Orange-Osceola State Attorney Monique Worrell has once again been credibly accused of treating a child molester with kid gloves.

Worrell, a Democrat prosecutor who was first elected to office in 2021, is a Soros-funded leftist who’s repeatedly been caught treating dangerous criminals with kid gloves:

Her latest mishandling of crime involves a longtime child molester named Peter Washington.

According to Florida Attorney General James Uthmeier, a Republican, Washington was convicted of attempting to rape a child under 12 in 1995. He was arrested again for molesting a child over the age of 12 in 2023.

For his second offense, he faced up to 27 years in prison. Yet Worrell decided to pursue a paltry sentence of just 15 years of probation instead.

Uthmeier has been on Worrell’s case for a while now — and rightly so, it appears. Earlier this week, he drew attention to another case involving her.

This time around, she drastically reduced the charges being faced by a man who’d opened fire on his ex-girlfriend 12 times while she was in the drive-through at a fast-food restaurant.

“In defiance of the Florida Legislature, she allowed Alain Barrett to escape mandatory minimum sentences after he shot at his ex-girlfriend twelve times in an attempt to murder her,” Uthmeier explained in a tweet. “Thanks to her, he will likely spend less than 10 years behind bars.”
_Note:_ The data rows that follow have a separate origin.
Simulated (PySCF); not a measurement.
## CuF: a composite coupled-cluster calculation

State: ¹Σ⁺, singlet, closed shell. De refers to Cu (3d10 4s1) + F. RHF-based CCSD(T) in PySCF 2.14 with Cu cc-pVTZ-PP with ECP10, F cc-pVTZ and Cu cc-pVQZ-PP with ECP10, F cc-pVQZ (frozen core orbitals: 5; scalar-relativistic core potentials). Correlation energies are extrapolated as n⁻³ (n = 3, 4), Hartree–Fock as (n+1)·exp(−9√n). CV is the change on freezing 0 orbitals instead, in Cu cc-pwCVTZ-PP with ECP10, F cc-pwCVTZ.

“This was first-degree attempted murder, but State Attorney Worrell pled it down to a second-degree offense without a firearm,” Uthmeier added in the video above. “She waived the mandatory minimums in the case.”

Earlier this fall, Uthmeier also demanded that Worrell explain why she’d handed out light sentences in several other cases involving children.

One case involved a 61-year-old man accused of masturbating in front of children at a public park, and the other case involved a man who shared videos of the rape of infants and toddlers.

“These dismissals lacked sufficient legal justification, exhibit gross abuses of discretion, pose serious threats to public safety, and undermine the public’s confidence in the administration of justice,” Uthmeier wrote to Worrell in a letter last month.

Worrell subsequently sought to defend her decision in the masturbation case.

“All things that are wrong are not illegal,” she said during a press conference. “And I’m not standing before you today telling you that what happened in that park was wrong. But I am standing before you today telling you that I trust the word of the attorney who was assigned to this case when he said, ‘Although those actions were wrong, he could not prove beyond a reasonable doubt that they were illegal.’”

Uthmeier didn’t buy the excuse:

In a statement made to Florida’s Voice, Worrell called Uthmeier’s criticisms a “predicable pattern meant to undermine trust in law enforcement and build another political witch hunt to overturn the will of the voters who overwhelmingly re-elected me back into office.”

“If the Attorney General does not like the law as written, he should take those concerns to the legislature and stop wasting taxpayer resources on baseless political attacks and attempts to interfere with this office,” she added.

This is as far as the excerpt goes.